With uBlock on a website and cosmetic filtering it’s easier to rid these ads but not so with apps on android.
I don’t suspect Blokada in the future will allow filtering per app, although that might even require root to some extent.

Cheers

Well
Blokada would need https filtering for that but we’ve opted against it.
Here’s why it’s too risky

The issue is not the certs or security per say. It is the overhead involved to parse all the traffic to and from the device. The blog is missing a key point in digital certs. The public keys are already stored on each phone. There is no need for Blokada itself to maintain a set of keys. Although I’m not certain on a non rooted device if the chain of trust would allow access, not sure why it would not as the browser FF for example doesn’t maintain its own set. Utilizing public keys in what is already there in the phones key store, it would be no different than how a browser plugin like uBlock filters https traffic. Circling back to my main point, the amount of overhead could easily eat up the phone battery so there is a fine balancing act.

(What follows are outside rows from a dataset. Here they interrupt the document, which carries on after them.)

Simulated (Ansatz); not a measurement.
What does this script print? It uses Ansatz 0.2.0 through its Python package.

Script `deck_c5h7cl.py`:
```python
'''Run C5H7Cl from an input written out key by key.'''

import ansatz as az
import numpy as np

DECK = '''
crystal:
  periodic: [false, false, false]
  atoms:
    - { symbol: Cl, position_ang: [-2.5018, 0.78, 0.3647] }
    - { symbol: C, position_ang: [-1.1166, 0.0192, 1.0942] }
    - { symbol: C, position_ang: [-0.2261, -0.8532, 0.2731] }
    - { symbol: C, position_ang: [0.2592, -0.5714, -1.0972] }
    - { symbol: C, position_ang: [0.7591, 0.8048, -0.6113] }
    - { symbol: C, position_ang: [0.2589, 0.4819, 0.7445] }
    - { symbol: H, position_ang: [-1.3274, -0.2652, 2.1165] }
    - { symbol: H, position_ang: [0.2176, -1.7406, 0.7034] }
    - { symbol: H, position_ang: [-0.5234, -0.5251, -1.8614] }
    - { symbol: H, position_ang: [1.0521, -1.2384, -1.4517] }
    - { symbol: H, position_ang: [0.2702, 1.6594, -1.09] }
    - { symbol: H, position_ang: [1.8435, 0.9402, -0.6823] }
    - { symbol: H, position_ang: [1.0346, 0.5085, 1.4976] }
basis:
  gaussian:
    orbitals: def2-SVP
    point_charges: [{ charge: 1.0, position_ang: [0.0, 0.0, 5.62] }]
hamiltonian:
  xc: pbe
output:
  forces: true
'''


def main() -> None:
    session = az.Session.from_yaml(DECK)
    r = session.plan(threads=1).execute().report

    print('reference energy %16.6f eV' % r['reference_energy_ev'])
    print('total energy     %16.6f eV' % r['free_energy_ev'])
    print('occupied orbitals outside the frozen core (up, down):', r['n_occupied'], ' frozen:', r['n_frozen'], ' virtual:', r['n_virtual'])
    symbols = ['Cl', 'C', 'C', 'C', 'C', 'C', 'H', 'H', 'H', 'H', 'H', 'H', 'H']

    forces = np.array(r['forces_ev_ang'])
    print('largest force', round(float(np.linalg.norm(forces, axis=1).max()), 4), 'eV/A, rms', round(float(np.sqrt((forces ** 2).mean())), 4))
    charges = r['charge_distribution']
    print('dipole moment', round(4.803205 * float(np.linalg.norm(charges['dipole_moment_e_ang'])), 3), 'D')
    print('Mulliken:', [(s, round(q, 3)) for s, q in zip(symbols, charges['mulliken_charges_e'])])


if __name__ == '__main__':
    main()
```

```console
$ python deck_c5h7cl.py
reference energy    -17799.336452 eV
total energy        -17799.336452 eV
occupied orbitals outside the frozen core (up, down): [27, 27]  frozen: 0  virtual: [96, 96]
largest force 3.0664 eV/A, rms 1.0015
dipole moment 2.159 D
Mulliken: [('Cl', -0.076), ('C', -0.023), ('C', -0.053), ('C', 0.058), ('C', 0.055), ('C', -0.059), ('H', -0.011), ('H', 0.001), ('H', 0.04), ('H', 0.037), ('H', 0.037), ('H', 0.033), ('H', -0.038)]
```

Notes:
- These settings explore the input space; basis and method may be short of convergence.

I don’t think https filtering is being considered properly reading the blog, different implementation renders the concern in the blog moot unless Blokada does not have access to the phones key store?

Cheers

Blokada is meant for devices without root and is meant to have a minimum impact on the system itself

I don’t believe it requires root to access system key store. Just pointing out there is a way to implement which contradicts the “blog” argument for https filtering which is not entirely accurate.

In the end the tradeoff is between battery resources and footprint to remove these DNS ads.